The Potential of Bentonite as a Low-cost Adsorbent for the Removal of Heavy Metal Ions from Multicomponent Aqueous Systems of the Galvanic Industry
Waste water in the galvanic process contains high concentrations of heavy metals that pose a direct danger to humans and the environment. Conventional methods for their removal are quite expensive and generate a large amount of waste. The development of new and improvement of existing methods for the removal of heavy metals from galvanic wastewater are the subject of many studies.
Compared to other purification methods, the adsorption is becoming an increasingly popular method of wastewater purification, especially if the adsorbent is cheap, easily available and does not require any other treatment before use. Therefore, the aim of the work was to investigate the possibility of using natural bentonite for the removal of heavy metal ions from multi-component water systems of the galvanic industry.

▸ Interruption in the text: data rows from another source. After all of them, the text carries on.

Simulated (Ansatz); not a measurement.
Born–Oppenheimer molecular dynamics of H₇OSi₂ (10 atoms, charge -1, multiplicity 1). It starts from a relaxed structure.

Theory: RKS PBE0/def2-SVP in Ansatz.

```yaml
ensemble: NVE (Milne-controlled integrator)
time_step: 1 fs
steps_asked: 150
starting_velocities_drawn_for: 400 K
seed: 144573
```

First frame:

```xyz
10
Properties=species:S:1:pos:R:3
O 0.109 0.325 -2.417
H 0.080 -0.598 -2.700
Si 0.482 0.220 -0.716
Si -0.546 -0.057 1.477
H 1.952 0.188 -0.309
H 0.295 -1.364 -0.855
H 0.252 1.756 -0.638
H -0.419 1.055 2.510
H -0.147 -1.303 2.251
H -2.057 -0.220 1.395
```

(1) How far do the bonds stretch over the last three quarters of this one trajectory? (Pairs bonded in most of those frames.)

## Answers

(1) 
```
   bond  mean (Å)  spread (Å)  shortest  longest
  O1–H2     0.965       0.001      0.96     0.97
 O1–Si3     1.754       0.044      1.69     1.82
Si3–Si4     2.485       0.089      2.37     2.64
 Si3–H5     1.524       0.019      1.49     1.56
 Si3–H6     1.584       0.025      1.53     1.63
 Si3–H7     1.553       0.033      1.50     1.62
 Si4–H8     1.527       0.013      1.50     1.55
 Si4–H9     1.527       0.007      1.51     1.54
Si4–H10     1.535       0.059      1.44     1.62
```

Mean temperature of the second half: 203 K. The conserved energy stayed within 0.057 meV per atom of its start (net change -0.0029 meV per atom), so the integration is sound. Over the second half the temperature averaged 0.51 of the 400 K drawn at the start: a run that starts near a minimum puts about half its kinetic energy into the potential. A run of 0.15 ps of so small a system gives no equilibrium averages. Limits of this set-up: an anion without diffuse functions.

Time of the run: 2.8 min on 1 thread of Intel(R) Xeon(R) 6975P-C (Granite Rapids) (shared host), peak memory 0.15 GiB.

For this purpose, the physico-chemical characterization of natural bentonite was performed, and then the influence of pH value, time and temperature on the adsorption efficiency was examined.
The results of adsorption showed that natural bentonite can be used as an adsorbent for the removal of heavy metal ions from waste galvanic waters, and that at pH 5 it achieves the maximum removal efficiency for Cu(II):Cr(III):Ni(II) ions in the percentage ratio 100 : 99.990 : 99.998. The results showed that the highest removal efficiency for Cu (II) ions was achieved in the first 10 minutes, and 20 minutes for Cr (III) and Ni (II) ions. The maximum efficiency of Cu (II) removal was achieved at all temperatures, while for Cr (III) 99.99% and Ni (II) 100% maximum efficiency was achieved at 35°C, which indicates that the adsorption process is endothermic.
The experimental results of the adsorption of Cu (II) metal ions are in good agreement with the Langmuir and Freundlich theoretical models, while for Cr (III) and Ni (II) ions they are in better agreement with the Langmuir adsorption model.